The Effects of Gamification on Employee Performance
Gamification has been around for many years. Around early 1900s companies offered free gifts with multiple purchases. But gamification gained the name near the start of 2000, around 2010. It’s been a growing part of modern business. In 2013 gamification was described as the “hottest business buzz-word” (McCormick, 2013). “It’s not just a buzzword; the gamification market is forecast to be worth $5.5 billion annually by 2018, according to Markets and Markets”. Gamification is used in diverse contexts such as retail, health and wellbeing, education. SAP used games for educating its employees on sustainability, Unilever uses it for training, Hays for hiring recruiters and Khan for online education. Organisations can see the outcomes like performance, employee engagement and retention, according to (Aberdeen, 2013).

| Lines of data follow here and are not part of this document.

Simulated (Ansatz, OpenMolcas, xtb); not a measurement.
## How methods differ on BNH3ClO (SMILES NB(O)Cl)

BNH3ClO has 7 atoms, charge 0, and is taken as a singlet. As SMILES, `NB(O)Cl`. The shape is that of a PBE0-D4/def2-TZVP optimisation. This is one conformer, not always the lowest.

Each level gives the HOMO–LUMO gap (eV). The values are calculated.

According to the analysts, gamification will be used in 25 percent of redesigned business processes by 2015 (Burke B., 2012) will grow to more than a $2.8 billion business by 2016, and will have 70 percent of Global 2000 businesses managing at least one “gamified” application or system by 2014 (Inc, 2011). The main goal of gamification is to increase the user’s engagement by using game like features like scoreboards, personalized fast feedback (Flatla, 2011)making the employees feel more ownership and purpose when engaging with tasks (Pavlus, 2010). Gamification is using game elements in the activities that are supposed to raise motivation, but for that to happen, we need to pay attention to the integration of tasks and exercises within the game design (Luis von Ahn, 2008). It also is a way to socially interact with other participants and they naturally respond in social ways and follow social rules like take turn (Fogg, 2002). Routine activities tend to bore employees hence activities combined with games can motivate people effectively (Chrons, 2011). Gamification is now used in education too. According to Gartner Group, gamification will be a key trend that very CIO, IT planner and enterprise architect must be aware of as it relates to business (Group, 2011). It has already been added to Gartner Hype Cycle for 2011 (Group, 2011).
Employee Engagement and Gamification
Employee engagement helps an organisation gain competitive advantage over others. People is one thing that a competitor cannot replicate and is considered as a treasured asset if they are manage and engaged correctly. As per (Baumruk, 2004)employee engagement is the most powerful aspect to measure a company’s vigour. In 1990 (Kahn W. A.) introduced the concept of employee engagement, giving his definition quoted in the introduction, namely, “the harnessing of organization members’ selves to their work roles; in engagement, people employ and express themselves physically, cognitively, and emotionally during role performances”. There are 3 psychological conditions for an employee to be engaged: meaningfulness (work elements), safety (social elements, including management style, process, and organisational norms) and availability (individual distractions).
Employee engagement brings forth numerous advantages for the firm. Employee engagement is a tool which could be deployed in the organization so that the talent is appropriately deployed and harnessed effectively. It helps in building employee commitment and helps employees perform better in their roles. It leads to focused efforts and better outcomes. It translates into greater innovation, commitment to organisation, positive energy and higher productivity. It also leads to lower attrition levels and absenteeism. Engaged employees love their jobs, believe their employer, company goals and the manner in which they conduct their business (Smartmanager.com, 2012). They exhibit high levels of passion and creativity and they believe they create value and management. Different people have different needs and desires and the satisfaction level of the motivational factors keeps changing. Therefore it is a challenge for all the HR professionals today to understand their employees as groups and accordingly incorporate the motivational factors as a set or group of rewards for different groups of employees (Singh, 2012). Modern generation of workers are more focused on the diverse use of their knowledge, skills, creativity and are looking for freedom and independence at work which makes gamification as relevant as ever. (Kamasheva, 2015)
Defines employee engagement as employees’ “involvement with, commitment to and satisfaction with work.”Accenture’s quiz based “Path to Success” Facebook app tested the aptitude of the users while keeping them engaged in an interesting gameplay. Participants had to roll the dice to land on a tile and they were faced with a trivia question and rewarded for each correct answer while they climbed up the corporate ladder. This helped the company engage their employees and subsequently build a pipeline of talent with the help of the data collected through this game. (Manchanda, 2014) In a report by Gallup, it was found that over 70 percent of employees are disengaged. This explains the importance inventing innovative engagement strategies (Bradt, 2013).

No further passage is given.